Skip to content

ghrcdaac/ghrc_rds_lambda

Repository files navigation

GHRC RDS Lambda

Overview

This module provides direct read-only access to the Cumulus AWS RDS database. It can be used to query records much more quickly than using the Cumulus API. Retrieved results are stored in S3.

Configuration

This lambda can be used by itself once deployed or it can be integrated into a workflow that uses Cumulus.

Terraform

This is an example of a terraform module configuration block for the lambda:

module "ghrc_rds_lambda"  {
  source      = "https://github.com/ghrcdaac/ghrc_rds_lambda/releases/download/v0.2.0/ghrc_rds_lambda.zip"
  stack_prefix = var.prefix
  region       = var.region
  layers       = [aws_lambda_layer_version.cma-python.arn]
  memory_size  = 2048
  timeout      = 900

  aws_decrypt_key_arn                 = module.cumulus.provider_kms_key_id
  cumulus_lambda_role_arn             = module.cumulus.lambda_processing_role_arn
  cumulus_lambda_role_name            = module.cumulus.lambda_processing_role_name
  cumulus_message_adapter_dir         = local.CUMULUS_MESSAGE_ADAPTER_DIR
  cumulus_user_credentials_secret_arn = data.terraform_remote_state.data_persistence.outputs.user_credentials_secret_arn
  s3_bucket_name                      = lookup(var.buckets.internal, "name", null)

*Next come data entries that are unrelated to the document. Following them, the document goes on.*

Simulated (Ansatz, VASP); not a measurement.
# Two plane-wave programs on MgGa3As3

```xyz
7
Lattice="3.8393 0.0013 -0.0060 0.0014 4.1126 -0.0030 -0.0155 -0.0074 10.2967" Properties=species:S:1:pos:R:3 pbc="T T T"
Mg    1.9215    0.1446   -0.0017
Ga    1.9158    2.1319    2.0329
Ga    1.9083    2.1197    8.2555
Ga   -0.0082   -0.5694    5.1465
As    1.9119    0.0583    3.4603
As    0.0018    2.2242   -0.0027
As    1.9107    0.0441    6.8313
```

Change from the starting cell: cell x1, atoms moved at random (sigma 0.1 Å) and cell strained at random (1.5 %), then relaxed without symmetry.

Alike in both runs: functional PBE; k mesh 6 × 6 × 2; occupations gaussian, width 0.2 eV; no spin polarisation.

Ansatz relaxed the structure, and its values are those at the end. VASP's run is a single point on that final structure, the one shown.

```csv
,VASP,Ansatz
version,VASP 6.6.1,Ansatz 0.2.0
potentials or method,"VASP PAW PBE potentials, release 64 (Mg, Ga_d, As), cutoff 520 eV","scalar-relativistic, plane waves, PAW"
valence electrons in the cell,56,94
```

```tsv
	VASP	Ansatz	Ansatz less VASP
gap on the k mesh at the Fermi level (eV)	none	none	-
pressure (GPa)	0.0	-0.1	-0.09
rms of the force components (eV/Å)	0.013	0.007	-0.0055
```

  subnet_ids         = module.ngap.ngap_subnets_ids
  security_group_ids = [
    aws_security_group.no_ingress_all_egress.id,
    data.terraform_remote_state.data_persistence.outputs.rds_security_group
  ]
}

AWS CLI Deployment

It is possible to deploy the lambda without terraform though it might be difficult to ensure the subnet IDs and the security groups are set up properly. To build the zip file for the --zip-file lambda argument, clone the repo and run python create_package.py.

Querying

The code imposes some restrictions on the type of query that can be built and run on the lambda. Firstly, the cursor is used as read-only. Secondly, there is a simplified DSL for querying that restricts what can be passed to the query builder.

Below is an example AWS lambda test event that shows the format of the event that is expected:

{
  "is_test": true,
  "rds_config": {
    "records": "",
    "columns": [],
    "where": "",
    "limit": 0
  }
}
  • rds_config: Block required to contain the query items.
  • records: The Cumulus database table name to get records for.
  • columns: The columns to request from the database. This will default to * if nothing is provided.
  • where: A Postgresql compliant where clause.
  • limit: The number of records to return. 0 means return all records that match the query and will default to 100 if not provided.
  • is_test: If true, the code will not be run as a cumulus_task and the input event will not go through the CMA.

The columns, where, and limit keys are optional.

The lambda returns a dictionary with the following format:

{
  "bucket": "prefix-name",
  "key": "rds_lambda/query_results_1694108903180410167.json",
  "count": 113192
}
  • bucket: The bucket where the results are stored.
  • key: The S3 key of the results file. The numerical string is a epoc nanosecond value to prevent overwriting query results.
  • count: The number of records stored in the results file.